Good Question! Pre-9/11 there appeared to be excellent prospects for moving on to a major after 4 years (or less) with a regional. Major airline CA pay approached or exceeded $300K at the top end, and work rules and QOL were better back then. I personally could not have made the same justification to switch careers today that I did back then.


Originally Posted by widebodyjunkie View Post
What about airline pilots that transition into something else? Say....go to work at a regional for a year or two to build up the turbine time, would you have much luck being able to get on at a corporate job that way? I'm going to probably guess no, because so many pilots today are trying to get out of the airlines and into the corporate job so......competition baby!!
Right now, the market might be kind of tight. A corporate wanna-be has two options...

1) Network his way up through GA. This is time-consuming, and it can be hard to get the turbine PIC needed for the best jobs. There is often no seniority system...if you are a co-pilot and your captain quits, odds are they will hire another captain off the street instead of promoting you if you don't have the PIC they want. Often insurance dictates the experience requirements, so the owner's hands are tied.
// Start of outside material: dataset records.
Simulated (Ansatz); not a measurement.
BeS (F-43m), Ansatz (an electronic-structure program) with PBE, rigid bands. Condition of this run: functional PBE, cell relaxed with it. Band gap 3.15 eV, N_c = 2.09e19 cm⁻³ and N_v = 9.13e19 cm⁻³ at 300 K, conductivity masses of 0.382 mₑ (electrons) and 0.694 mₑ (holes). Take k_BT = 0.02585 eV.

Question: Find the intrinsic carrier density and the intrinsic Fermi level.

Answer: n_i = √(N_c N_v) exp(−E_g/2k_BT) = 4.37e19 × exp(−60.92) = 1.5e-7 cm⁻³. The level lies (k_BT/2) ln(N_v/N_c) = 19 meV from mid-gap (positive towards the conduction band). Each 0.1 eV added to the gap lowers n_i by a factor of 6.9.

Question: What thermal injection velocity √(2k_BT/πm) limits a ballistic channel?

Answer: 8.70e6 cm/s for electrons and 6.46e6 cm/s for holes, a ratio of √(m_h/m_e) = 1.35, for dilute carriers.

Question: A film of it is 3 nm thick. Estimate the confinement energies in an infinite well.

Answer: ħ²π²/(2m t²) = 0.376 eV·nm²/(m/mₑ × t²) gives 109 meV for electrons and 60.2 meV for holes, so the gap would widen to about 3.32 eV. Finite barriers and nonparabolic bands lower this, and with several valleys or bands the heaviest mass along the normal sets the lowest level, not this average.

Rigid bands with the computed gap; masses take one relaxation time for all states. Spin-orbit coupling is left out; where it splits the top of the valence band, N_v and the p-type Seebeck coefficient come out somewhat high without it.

2) Go regional first and get a few 1000 hours of turbine time, and hopefully 1000 turbine PIC. The advantage here is you have the underlaying base experience for insurance purposes. The downside is that many corporate operators are leary of airline pilots...we basically show up, walk on the airplane, pre-flight, and go. The corporate pilot has many more duties, including flight-planing, cleaning, and customer interaction. It's a different mind-set, and some pilots with the "Airline Stink" have trouble adapting. But if you wanted to do it you could, but you would have to work to break into corporate at the entry level. Be aware that you definately need to be sociable and people-oriented, more so than airlines.


Also corporate is a mixed bag...many operators are shady or downright dangerous, and working conditions and schedules are often poor. The best corporate jobs have pay and QOL approaching the the best (most senior) airline jobs.